How do the augmented assignment operators in C behave when the signedness of the operands do not match?

Question

I have seen a similar question but mine is specifically referring to the augmented assignment operators such as +=, -=, etc. How exactly do the those operators work when I have the following?

extern signed s;
extern unsigned u;
s += u;

Will this be equivalent to this?

s = (signed)((unsigned)s+u);

More specifically would this invoke undefined behavior due to signed integer overflow?

signed s = INT_MAX;
unsigned u = 1;
s += u;

I am aware that when using the normal arithmetic operators, the unsigned type usually dominates. However, I am not sure if this holds true for the augmented assignment operators.

Answer 1

This:

s += u;

Is the same as this:

s = s + u;

As per section 6.5.16.2p3 of the C standard:

A compound assignment of the form E1 op = E2 is equivalent to the simple assignment expression E1 = E1 op (E2), except that the lvalue E1 is evaluated only once, and with respect to an indeterminately-sequenced function call, the operation of a compound assignment is a single evaluation

So first s + u is evaluated. This causes s to be converted to type unsigned as per the usual arithmetic conversions, and the result is unsigned. Then this result is assigned back to s which undergoes a conversion from unsigned to signed.

So in this particular case:

signed s = INT_MAX;
unsigned u = 1;
s += u;

The value of s is converted to unsigned and 1 is added to it, resulting in an unsigned value of INT_MAX + 1. This value is then converted to signed, which undergoes an implementation defined conversion due to the value being out of range as per section 6.3.1.3p3:

1 When a value with integer type is converted to another integer type other than _Bool, if the value can be represented by the new type, it is unchanged.
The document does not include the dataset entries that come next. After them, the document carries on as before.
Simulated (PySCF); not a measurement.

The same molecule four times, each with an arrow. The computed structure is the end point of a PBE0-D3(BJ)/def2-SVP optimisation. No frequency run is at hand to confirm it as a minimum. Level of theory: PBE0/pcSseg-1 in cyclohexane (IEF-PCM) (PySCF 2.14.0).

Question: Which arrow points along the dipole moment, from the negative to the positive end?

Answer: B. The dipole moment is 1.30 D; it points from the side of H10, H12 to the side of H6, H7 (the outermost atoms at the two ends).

2 Otherwise, if the new type is unsigned, the value is converted by repeatedly adding or subtracting one more than the maximum value that can be represented in the new type until the value is in the range of the new type.

3 Otherwise, the new type is signed and the value cannot be represented in it; either the result is implementation-defined or an implementation-defined signal is raised.

So the above does not have undefined behavior, but it does have implementation defined behavior.